Pursuit, by contrast, works differently and locally. For simplicity, let’s just keep a numerical score. If the learner guesses a meaning M and it’s confirmed, then M gets a boost of 1; otherwise it loses a point. Nevertheless, the learner always tries out the meaning that has the highest score: if it fails to be found, it will take a hit but the learner does not go down the list to try the 2nd best meaning but will grab one (N) from the environment. If it has guessed N with “mipen” before, then its score gets an additional boost; otherwise it starts with the score of 1. It is easy to see that a previously highly ranked hypothesis will not be immediately booted out upon one instance of disconfirmation, adding robustness to learning. At the same time, if the learner has conjectured a wrong meaning and inadvertently built some confidence in it—say, mistaking CAT with DOG since both pets are consistently co-present in the living room—the right hypothesis may eventually catch up in the long run. For the same sequence of learning instances, the learner might have done the following:
Elephant receives a boost 3 times in a roll. Even when it takes a hit in instance 4, and the learner adds cat to the hypothesis list with a score of 1, next time “mipen” is heard, elephant, by the virtue of being the highest (2>1), will be pursued and ends back up at 3. Note that at any instance, the number of hypotheses considered is strictly limited: one, if the best is confirmed, and two, if the best is disconfirmed and another one is added. The learner is oblivious to all other candidates.

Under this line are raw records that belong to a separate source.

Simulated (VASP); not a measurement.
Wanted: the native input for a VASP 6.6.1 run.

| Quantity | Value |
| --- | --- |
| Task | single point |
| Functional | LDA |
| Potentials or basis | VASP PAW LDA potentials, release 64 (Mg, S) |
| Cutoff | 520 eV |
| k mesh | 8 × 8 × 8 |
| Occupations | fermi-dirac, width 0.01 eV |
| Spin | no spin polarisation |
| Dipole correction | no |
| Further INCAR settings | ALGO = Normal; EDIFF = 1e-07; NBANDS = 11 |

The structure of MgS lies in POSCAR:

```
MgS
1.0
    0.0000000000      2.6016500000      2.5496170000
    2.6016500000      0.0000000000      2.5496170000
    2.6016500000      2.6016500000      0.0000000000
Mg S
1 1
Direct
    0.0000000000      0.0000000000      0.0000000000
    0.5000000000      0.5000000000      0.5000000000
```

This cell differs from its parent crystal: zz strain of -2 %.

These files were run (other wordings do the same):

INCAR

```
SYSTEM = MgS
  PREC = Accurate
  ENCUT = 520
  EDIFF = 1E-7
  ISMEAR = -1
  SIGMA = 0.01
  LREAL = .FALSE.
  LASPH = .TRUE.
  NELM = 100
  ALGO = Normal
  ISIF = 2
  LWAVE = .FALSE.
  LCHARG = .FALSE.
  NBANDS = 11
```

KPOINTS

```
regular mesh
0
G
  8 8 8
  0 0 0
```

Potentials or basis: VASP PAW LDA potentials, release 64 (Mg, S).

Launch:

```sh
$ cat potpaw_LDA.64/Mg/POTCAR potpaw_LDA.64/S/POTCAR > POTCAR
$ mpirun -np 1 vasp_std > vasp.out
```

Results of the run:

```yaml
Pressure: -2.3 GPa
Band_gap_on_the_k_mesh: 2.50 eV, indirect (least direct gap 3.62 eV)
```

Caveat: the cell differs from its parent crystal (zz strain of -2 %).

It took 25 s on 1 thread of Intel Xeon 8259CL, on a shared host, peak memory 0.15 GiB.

There are reasons to believe, at least tentatively, that in actual word learning situations, a local learner will necessarily outperform the global learner.
You need to bear with me a bit here. Pursuit turns out to be impossible to analyze formally in the general case (at least by me). So let’s consider a Pursuit-like local model. For each instance, the learner will pick a meaning from the environment and adds 1 to its score. That is, unlike Pursuit, this counting model treats the learning instances as independent. And the model outputs the meaning with the highest score at the end of learning. That’s it.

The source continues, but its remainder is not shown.